December 31, 2024

There’s a road, of sorts, on this part of the railroad bed.

 

Railroad iron is a magician’s rod, in its power to evoke the sleeping energies of land and water.

-Ralph Waldo Emerson

 

My summer between high school and college was somewhat fractured.  It started with my being sick with malaria (which I contracted four years earlier in Ethiopia, but didn’t get sick).  I then had a number of short-term jobs, including stacking baled hay in Colorado, delivering freight in Idaho, helping a guy lay ceramic tile in Utah and ended with working as a laborer on the Great Northern Railroad in Glendive, Montana.  My duties on that last job were to follow behind a machine that pulled the spikes out of the ties and toss them to the side so they wouldn’t be buried in gravel.  Maybe that experience gave me a tenuous interest in railroads.  That, and when I was a kid, my dad gave me a Lionel toy steam locomotive that I liked.  It’s also true that my grandfather was a telegrapher for the Denver and Rio Grande Western Railroad, in Grand Junction, Colorado, in the early years of the twentieth century, so maybe there’s a hereditary component.  At any rate, Waldo and I are back to tracing where the railroad that became the Assebet River Rail Trail ran through the gap that separates the southern part from the northern part.

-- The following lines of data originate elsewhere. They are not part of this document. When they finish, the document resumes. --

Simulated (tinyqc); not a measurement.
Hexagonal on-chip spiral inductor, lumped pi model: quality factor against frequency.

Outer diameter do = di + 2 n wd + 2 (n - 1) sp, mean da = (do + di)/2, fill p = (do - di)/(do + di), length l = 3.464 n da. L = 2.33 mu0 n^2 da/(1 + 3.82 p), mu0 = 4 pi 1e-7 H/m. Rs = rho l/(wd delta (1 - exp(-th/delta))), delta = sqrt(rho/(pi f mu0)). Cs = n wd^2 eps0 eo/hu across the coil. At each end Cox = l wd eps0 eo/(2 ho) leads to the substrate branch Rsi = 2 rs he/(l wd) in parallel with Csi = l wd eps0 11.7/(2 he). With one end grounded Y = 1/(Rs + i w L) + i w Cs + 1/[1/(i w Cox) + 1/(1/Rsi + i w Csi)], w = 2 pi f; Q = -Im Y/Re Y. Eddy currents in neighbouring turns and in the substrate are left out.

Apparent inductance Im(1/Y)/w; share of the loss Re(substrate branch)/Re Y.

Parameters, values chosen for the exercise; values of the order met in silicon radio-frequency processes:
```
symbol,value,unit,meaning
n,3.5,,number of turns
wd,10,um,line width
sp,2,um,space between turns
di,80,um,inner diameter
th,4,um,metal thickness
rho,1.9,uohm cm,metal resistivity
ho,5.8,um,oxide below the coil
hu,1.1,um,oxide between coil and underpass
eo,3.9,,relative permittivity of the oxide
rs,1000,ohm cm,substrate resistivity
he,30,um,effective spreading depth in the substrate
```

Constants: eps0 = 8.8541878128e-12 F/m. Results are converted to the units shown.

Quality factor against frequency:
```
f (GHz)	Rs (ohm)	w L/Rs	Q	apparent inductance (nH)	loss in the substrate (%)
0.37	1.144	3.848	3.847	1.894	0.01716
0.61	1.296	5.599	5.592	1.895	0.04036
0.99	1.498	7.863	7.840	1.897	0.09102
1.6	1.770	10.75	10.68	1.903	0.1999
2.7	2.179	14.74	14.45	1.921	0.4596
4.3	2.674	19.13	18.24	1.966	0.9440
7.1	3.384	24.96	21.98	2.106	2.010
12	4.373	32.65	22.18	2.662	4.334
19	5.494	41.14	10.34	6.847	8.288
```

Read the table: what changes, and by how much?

I have read that the reason this gap exists is that part of it lies on land owned by a local orchard.  The word is that the orchard owners don’t want to let the trail be developed through their land because they are afraid of theft.  However, they do let people come and pick their own apples (for a price) and even hold public events like hayrides, birthday parties and maze walking.  I was careful to look on the All Trails Ap to see what trails were not “private.”  Although there are some trails on the property that are marked as private, the railroad bed is not.

A few days have passed since Waldo and I were last out here, bushwhacking our way along what’s left of the railroad, and today is a good day to finish the project.  I’m wearing my light jacket, but it is unzipped, and I am quite comfortable.  I pull off the road onto an open field, marked as a parking lot.  The road continues on, heading toward what’s left of the railroad bed, but we’ll walk from here.  The skies are partly cloudy and there is next to no breeze.  The ground is dry (we’ve had a bout of drought recently), and, although we’re on a peninsula where the river winds around in a U-turn, it’s not muddy or swampy at all.  The road is well manicured, but unpaved.  Signs say that it leads to still more parking lots and I’m sure that it is also used by the  orchard equipment to maintain their land.  Except for a short distance of about 100 yards where we pass close by the edge of the orchard, we are surrounded by wild forest – small bole trees, bushes and weeds.  There are no bikes around, nor even people, so Waldo takes off without a care to the forward end of the leash and is happily trotting along, doing his Waldo thing.

We don’t go far and we’re on the old railroad bed (now a road).  I can see the river, not far away, and the road runs straight south.  The railroad bed also runs north from where we meet it, but it is unimproved and bushwhacky.  We head north first, to see where it used to cross the river.  It’s just a few yards and we dead-end at the river.  The water lies about four feet or so below us and Waldo wants to go down there.  I don’t need a swamp dog, so I hold him back.  There’s no clear abutment that used to support a bridge, just a few large rocks.  On the other side of the river, I see where the roadbed starts up again – still no abutment or evidence of bridge foundation.  We turn around and head south.

The going is quick and easy.   Winter-prepped forest lies on each side of us and the river is close enough that I can see it through the brush.  After about 0.8 miles, there’s a fence that cuts across the road.  We’re on a dike that’s about six feet high and there is a trench on one side.  The fence is suspended above the trench a good four feet, so Waldo and I scramble down the steep sides of the dike, duck under the fence, then climb back onto the railroad bed.  Here, our path is not so well manicured, but it’s not grossly overgrown either, and it’s easy to navigate.  Off to my right, I can see a man operating a tractor, but he ignores us, so we do the same.

After about 0.1 miles, we get back to the river.  At my feet is a steep sloped river bank and on the other side of the river is the continuation of the railroad bed where Waldo and I explored a few days ago.  We head back to the car.

Right now, everything is clothed in late fall boney beige.  On the way back to the car, off to my right, through barren limbs, sticks and weed stems, I get a glimpse of people on the river.  I can’t tell if they’re in kayaks or canoes, but they’re paddling.   I wonder where they put into the water.  As I walk along, I imagine what it’s like in the spring and summer.  It must be beautiful, all decked out in leafy verdure and flowery color.  It’s a shame the rail trail isn’t extended through here.  My phone says this part of the railroad is 0.9 miles long.  Except for the guy on the tractor and the people on the river, we see no one else.